Unusually mild and wet conditions in December and early January caused wheat to green up and created concern about whether the wheat is more susceptible to cold injury if temperatures were to drop sharply, said Jim Shroyer, K-State Research and Extension crop production specialist. For now, at least, there is no reason for concern.

"Although the wheat is green, and may even have been growing a bit in the more southern areas of Kansas during December and early January, that does not mean it will have lost all of its winter hardiness," Shroyer said. "As long as nighttime temperatures are below freezing most days, wheat will retain a sufficient level of winter hardiness."

An occasional period of one to three days where nighttime temperatures do not get below freezing will not cause significant loss of winter hardiness, he said. It is when nighttime temperatures consistently stay above freezing for a week or so that there may be some loss of winter hardiness.

The process of gaining and losing winter hardiness in winter wheat is a gradual one, he said.

Temperatures fluctuate most years as winter begins and ends, and wheat's winter hardiness tends to ratchet up and down with the temperatures. After a warm spell in winter, wheat will lose some winter hardiness--but it will regain it as temperatures get cold again, he added.

"Every time this happens, however, the wheat will lose some winter hardiness. The peak level of winter hardiness in wheat occurs when temperatures get cold and stay cold all winter. Wheat that greens up and then goes back into dormancy will not have quite the same level of winter hardiness as wheat that remains dormant all winter," he said.

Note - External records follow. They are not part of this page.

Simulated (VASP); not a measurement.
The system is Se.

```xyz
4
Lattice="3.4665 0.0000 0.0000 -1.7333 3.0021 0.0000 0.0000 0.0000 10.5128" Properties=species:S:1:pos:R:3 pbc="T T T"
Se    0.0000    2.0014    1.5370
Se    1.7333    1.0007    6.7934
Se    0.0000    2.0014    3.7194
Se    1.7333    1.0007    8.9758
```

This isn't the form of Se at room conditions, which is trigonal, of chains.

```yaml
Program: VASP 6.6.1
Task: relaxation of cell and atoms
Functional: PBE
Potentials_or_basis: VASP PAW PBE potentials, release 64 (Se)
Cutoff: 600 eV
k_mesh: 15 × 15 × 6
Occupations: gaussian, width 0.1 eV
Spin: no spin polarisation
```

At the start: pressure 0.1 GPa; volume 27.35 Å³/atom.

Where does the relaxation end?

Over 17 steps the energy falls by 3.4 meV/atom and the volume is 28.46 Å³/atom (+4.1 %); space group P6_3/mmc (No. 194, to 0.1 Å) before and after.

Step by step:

The bigger concern for wheat in general is that subsoils are still dry in most areas of Kansas, Shroyer said.

December rainfall in most areas of Kansas helped improve topsoil moisture conditions, and there is more reason for optimism about this year's wheat crop than there was at planting time, he said. But subsoils remain dry, which could be a problem later this spring.

"Wheat conditions have improved, but we're not out of the woods yet," he said.